Dorking
Bowling Club
 
Founded 1912
    Club History
 
 

1912 to 2014

In 1912 a 14 year lease agreement at £2 2s per year, was reached with Col. Henry Cubitt (later Lord Ashcombe) to secure a small pocket of land at Drill Hall Road in Dorking, to establish Dorking Bowling Club. The expenditure to set up the ground etc was £220 made up of :-

To lay and level the ground £110
Pavilion £60
Fencing £16
Connection of water £12
Roller etc £22

The arrangement allowed only for the building of a pavilion, tool shed and urinal and not to dig up anything other than the ground for the purpose of levelling and laying of a bowling green. They did such a good job of green, that it was said to be the best in the county.

Before the end of the lease agreement in 1921, the club purchased the land for the sum of £250.

The green was officially opened by Col. Cubitt on 30th April 1912 who agreed to be the clubs first president, a post he held until 1943. Subscription charges for the first year was 10 Shillings and 6 pence, which in relative terms was close to one weeks wages for the average person working and living in Dorking.

In 1913 the club adopted the Dorking Cockrell as their emblem and started playing against other neighbouring clubs.

In 1917 a proposal was put forward to allow ladies to be admitted to the club, but despite playing a crucial role helping with teas and cleaning, the proposition was turned down by a casting vote from the club chairman. Another vote held in 1920 had the same result and it was not until 1964 ladies were eventually admitted.

Although the club activities continued throughout the second world war, membership declined due to National Service obligations. After the war, membership failed to increase and by the late 1950's there were only 37 playing and 15 non playing members. When eventually ladies were admitted to the club in 1964 they increased the membership by 13.

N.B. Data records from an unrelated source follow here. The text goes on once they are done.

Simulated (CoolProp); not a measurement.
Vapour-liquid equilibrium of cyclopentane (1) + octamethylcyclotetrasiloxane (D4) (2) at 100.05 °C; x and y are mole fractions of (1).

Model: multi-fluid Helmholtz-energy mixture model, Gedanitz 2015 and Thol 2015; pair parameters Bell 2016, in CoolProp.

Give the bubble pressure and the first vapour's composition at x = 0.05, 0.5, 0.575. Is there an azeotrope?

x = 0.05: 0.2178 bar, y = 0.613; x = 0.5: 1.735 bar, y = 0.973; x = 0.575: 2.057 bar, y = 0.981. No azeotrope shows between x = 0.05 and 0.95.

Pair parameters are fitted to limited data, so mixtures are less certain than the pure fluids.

In the early 1960's the club was honoured by the appointment of Mr W J Robins a local business man and life time member of the club, as President of The Surrey Bowling Association.

The club had use of the Drill Hall and in 1968 when it was sold to Surrey County Council, it was decided to increase the accommodation of the club by adding a cedar wood extension for changing rooms now used by the mens visiting team.

By the 1970's for the first time the club had over 100 members which still applies today.

Over the years the club has achieved a long list of successes at County level including County level Singles, Triples Champtionships and Surrey Fours.

75 Years Ago (Extracts from the Advertiser 1934)

Should a Women’s section of Dorking Bowling Club be formed ?

That question was debated at the annual meeting of the club held on Thursday evening.

Following an interesting debate in which diverse views were expressed, a resolution was accepted suggesting that names of women who desired to play should be submitted to the committee who should then if there was sufficient demand, call a special meeting of members.

Mr Harrison proposed that a women’s section be formed which was seconded by Mr W Botting.

It was proposed that women should be asked to pay a small entrance fee, a small subscription and a small green fee.

The women would have the use of one rink at certain times probably in the afternoons. The women would run their own section entirely.

The women have no voice in the control of the club.

No male members would be expected to play with the women and the women would not be expected to play with the men.

Some members declared frankly that they would dislike having women on the green.

They preferred to think that when they went to the green in the evenings they would be away from their womenfolk for a while.

“Bowls”  said one member “is one of the last strongholds of the weaker sex as I suppose we must call ourselves”

Other members suggested that the admission of women would increase the clubs revenue.

A fear was expressed that the presence of women players would seriously effect the men’s chances of securing a game when they reached the green late in the evening, it being pointed out that sometimes the green was fully occupied. The reply given to that the women if allowed to form a section allied to the club would play in the afternoons.

Another member considered that a “sporty” game was impossible with women. They could not play a long jack and if a man skittled their woods, he was not acting like a gentleman.

2012 was a special year for Dorking Bowling Club.

It was the centenary of the club at their headquarters at Drill Hall Road. Throughout the season special events were arranged both on the green and off it.

The club was bedecked in special centenary club colours admired by everyone that visited.

In June the club held a week of celebratory events that included a visit by the Surrey Bowling Association.

There were number of memorable events including a river trip at Guildford and a centenary dinner dance at Wotton House.

During the season every member was presented with a gift bag to commemorate the club’s landmark and a history of the club was published in the local paper.

The clubroom itself was given a dramatic make-over to bring it thoroughly up to date and even more inviting for members.

All work was done voluntarily by members themselves and proves what can be achieved. As the club prepares for the 2013 season it continues to grow from strength to strength with a strong bond amongst its many members.